January 17, 2007

Election 2006 Online

The number of Americans using the internet as their main source of political news doubled since the last mid-term election.

The number of Americans who got most of their information about the 2006 campaign on the internet doubled from the most recent mid-term election in 2002 and rivaled the number from the 2004 presidential election year.

In all, 15% of all American adults say the internet was the primary source for campaign news during the election, up from 7% in the mid-term election of 2002 and close to the 18% of Americans who said they relied on the internet during the presidential campaign cycle in 2004.

The number of Americans relying on the Internet for political news

 

31% of Americans used the internet during the 2006 campaign to get political news and information and discuss the races through email.

Some 25% of all Americans (or 37% of internet users) say they got information online about the 2006 elections and 10% of Americans (15% of internet users) say they exchanged emails about the candidates. Many people used the internet both ways – for news and for communication about politics. Altogether, 31% of all Americans (or 46% of internet users) say they were online during the campaign season gathering information and exchanging views via email. Throughout this report, we call this group campaign internet users. They represent more than 60 million people.

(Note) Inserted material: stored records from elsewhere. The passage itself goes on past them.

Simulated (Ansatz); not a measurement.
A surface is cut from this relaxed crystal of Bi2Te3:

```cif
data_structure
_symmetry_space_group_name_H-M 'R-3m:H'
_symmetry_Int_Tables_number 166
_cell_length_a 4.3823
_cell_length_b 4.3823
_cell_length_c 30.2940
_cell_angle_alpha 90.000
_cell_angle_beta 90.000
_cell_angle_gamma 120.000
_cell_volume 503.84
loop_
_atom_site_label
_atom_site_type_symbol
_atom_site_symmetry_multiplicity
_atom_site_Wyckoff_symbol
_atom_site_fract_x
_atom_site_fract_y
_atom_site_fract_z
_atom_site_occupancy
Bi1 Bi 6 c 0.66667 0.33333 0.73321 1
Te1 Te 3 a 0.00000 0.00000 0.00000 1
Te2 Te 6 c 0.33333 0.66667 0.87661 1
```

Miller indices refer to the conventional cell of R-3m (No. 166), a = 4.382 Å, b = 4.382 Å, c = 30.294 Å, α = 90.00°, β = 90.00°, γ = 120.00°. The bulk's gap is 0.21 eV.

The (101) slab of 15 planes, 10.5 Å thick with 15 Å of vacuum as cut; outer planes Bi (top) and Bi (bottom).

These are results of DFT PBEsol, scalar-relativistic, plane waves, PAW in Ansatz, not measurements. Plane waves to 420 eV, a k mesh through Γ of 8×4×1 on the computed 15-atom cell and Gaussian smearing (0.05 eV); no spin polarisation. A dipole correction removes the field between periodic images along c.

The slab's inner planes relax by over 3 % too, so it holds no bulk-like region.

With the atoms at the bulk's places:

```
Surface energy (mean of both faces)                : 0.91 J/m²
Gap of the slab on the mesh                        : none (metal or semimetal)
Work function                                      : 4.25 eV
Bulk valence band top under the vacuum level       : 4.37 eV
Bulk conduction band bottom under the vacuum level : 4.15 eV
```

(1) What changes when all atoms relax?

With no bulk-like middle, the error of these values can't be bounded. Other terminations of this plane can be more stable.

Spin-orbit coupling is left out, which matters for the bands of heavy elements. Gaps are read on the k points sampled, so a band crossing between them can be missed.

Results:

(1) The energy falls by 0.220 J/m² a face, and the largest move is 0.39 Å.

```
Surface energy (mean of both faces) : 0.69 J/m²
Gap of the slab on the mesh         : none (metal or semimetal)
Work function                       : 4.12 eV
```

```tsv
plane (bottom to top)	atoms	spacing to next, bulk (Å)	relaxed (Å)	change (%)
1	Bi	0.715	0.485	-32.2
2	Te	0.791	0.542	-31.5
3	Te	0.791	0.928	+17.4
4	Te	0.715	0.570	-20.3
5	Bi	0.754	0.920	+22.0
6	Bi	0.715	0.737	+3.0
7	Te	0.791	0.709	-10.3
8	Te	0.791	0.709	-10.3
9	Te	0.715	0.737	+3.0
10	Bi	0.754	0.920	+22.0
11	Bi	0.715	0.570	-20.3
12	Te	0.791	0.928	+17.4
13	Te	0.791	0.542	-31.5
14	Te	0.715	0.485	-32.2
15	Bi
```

The growing importance of the internet in political life is tied at least in part to the spread of broadband connections in American homes. From November 2002 to November 2006, the share of adult Americans with high-speed connections at home grew from 17% to 45%. These “always on” internet connections draw people to online news of any kind, political news included.  

 

Relatively young broadband users say the internet is a more important political news source than newspapers.

While television and newspapers still dominate political communication for the majority of Americans, there is now a group of citizens who use the internet more than newspapers. They are relatively young – under 36 years old – and they have broadband connections at home. Some 35% of those in that cohort say the internet was their main source of political news during the 2006 campaign, compared with 18% who cite newspapers. For older broadband users, the internet still seems to be a supplemental source of political information and activity.  

 

A new online political elite is emerging as 23% of campaign internet users became online political activists.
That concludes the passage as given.